The mBlox founder tells us why he believes 2013 will see ‘large scale’ experimentation when it comes to engaging with consumers via mobile.
As founder of one of the world’s leading providers of mobile engagement solutions, mBlox head honcho Andrew Bud is no stranger to the ever-evolving nature of the industry’s approach to consumer interaction. With no fewer than five billion consumer contacts passing through his company every year, there are few more ideally placed than Bud to offer a choice prediction or two as to how the mobile engagement landscape is set to shift over the coming 12 months. And, as luck would have it, ME was lucky enough to catch up with the man himself for a chat about what lies ahead on the 2013 mobile horizon.
Having taken mBlox from it humble beginnings as a start-up in a Shoreditch shed to the global corporation that it is today, Bud’s vision for the company has, in essence, remained the same in spite of the vast technological advances over the years. “mBlox today is remarkably similar to the business - in terms of vision – that I founded at the end of 1999,” he explains. “The fundamental idea then was that mobile would become a very important, if not THE most important means for enterprises to communicate with consumers, and that the unique power of mobile to engage consumers, particularly through the power of push and SMS, was a unique channel that was going to be developed and facilitated.”
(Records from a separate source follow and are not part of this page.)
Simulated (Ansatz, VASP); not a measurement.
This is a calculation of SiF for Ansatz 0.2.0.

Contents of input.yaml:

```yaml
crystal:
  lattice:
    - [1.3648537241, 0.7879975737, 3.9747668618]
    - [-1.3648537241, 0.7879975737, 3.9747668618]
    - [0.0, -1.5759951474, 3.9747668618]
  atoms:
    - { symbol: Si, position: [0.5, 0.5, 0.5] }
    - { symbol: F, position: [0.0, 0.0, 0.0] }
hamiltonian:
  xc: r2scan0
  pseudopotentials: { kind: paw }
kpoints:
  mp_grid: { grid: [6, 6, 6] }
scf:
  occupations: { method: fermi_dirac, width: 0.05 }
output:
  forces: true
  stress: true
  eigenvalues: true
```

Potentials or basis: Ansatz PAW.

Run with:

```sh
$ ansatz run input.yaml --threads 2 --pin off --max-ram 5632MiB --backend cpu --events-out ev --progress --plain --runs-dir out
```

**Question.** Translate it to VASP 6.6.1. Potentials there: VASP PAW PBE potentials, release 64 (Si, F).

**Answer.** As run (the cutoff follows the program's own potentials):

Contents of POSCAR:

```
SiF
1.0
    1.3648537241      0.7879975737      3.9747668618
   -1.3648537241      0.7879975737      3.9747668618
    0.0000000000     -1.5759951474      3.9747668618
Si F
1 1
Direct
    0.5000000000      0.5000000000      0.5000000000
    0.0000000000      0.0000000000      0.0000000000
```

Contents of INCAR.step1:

Since then, mobile engagement has indeed become a vital means of engagement between business and consumer. And with so many enterprises utilising the powers of mobile, the key challenge for companies now is how to harness mobile capabilities in such a way that is both highly engaging and unique. “The question now is ‘how do you get consumers to engage more?’ In other words, how do you engage people when their app is not open? And how do you optimise the user experience, both in those intermediate times and when they have their app open?”
With this in mind, Bud sees the coming 12 months as an absolutely crucial time for the business of enterprise to consumer engagement. And with so many searching for new and innovative ways to reach consumers, experimentation could well be the mantra behind many a new engagement initiative in 2013. “I think this could be the year that it becomes perfectly clear to all consumer facing enterprises that the way that they use mobile to engage with people is actually of primary commercial importance,” he suggests. “ It is no longer just a bit of a fun R&D hobby, and I think that’s a big swing. That now manifests itself in a number of different ways. One of the things that we are convinced of is that the whole concept of targeted mobile engagement will go from being a bit of an experimental topic of conversation to being a major piece of people’s businesses.
“What does that mean? Well, the modern smartphone gives the enterprise access to a vast amount of context information. With their permission, you can see where people are; what they are doing; what the status of their phone is; the things they’re interested in; the links they click on. You can then use that information to engage with them in a much more relevant and targeted manner, so you tell people things that they want and need to know, when, or even before, they knew they needed to know it.”
So, with such quantities of contextual information readily available given the consumer’s permission, in which ways does Bud see the mobile engagement sector utilising such a resource in 2013? “I think that the key is to engage consumers in a conversation,” he says. “If you just shout at a consumer or try to do things fast and loose, you don’t get the opportunity to have a conversation with them. In a conversation, you have a bit more time and space to explain to them what you want to do and why you want to do it and to get their buy-in. The way you have that conversation is by earning your place on their phone, which is by giving them useful and relevant things.”
It is in this area that Bud expects to see a raft of new ideas come to the fore over the coming months. “One of the things we are going to see in 2013 is people experimenting. Experiments are terribly important,” he elaborates. “People have to build conversations, try them out with consumers and find out what works and what doesn’t. There are no textbooks on this. There is a lot of accumulated experience and theory built up over the past 15 years by the mobile industry, so we are not starting from scratch. But, even so, technology is moving fast; screens are getting bigger; the interactions are more powerful. So, in a sense, the lessons learned over the past 15 years are going to be very useful, but there’s still a lot to learn, and the way that companies are going to learn more is by experimenting.”
While experimentation may be the way forward for consumer facing enterprises, not everyone is going to be able to plough the necessary funds into the experimentation process, which itself can be a hugely expensive process. So, how best to combat such difficulties? “People need to find faster, cheaper and more fluid ways of running experiments and learning more of them. And, because that’s so important, we think that 2013 will see both the platforms to do experiments and the enterprises increasingly running them.”
Evidently, Bud believes that the route to optimising the business-to-consumer engagement experience lies down the path of experimentation; whether this be in terms of the initiatives instigated by enterprises or the way in which they are devised. And with this in mind, it’s hard to disagree that 2013 is set to be a significant year in the world of mobile engagement.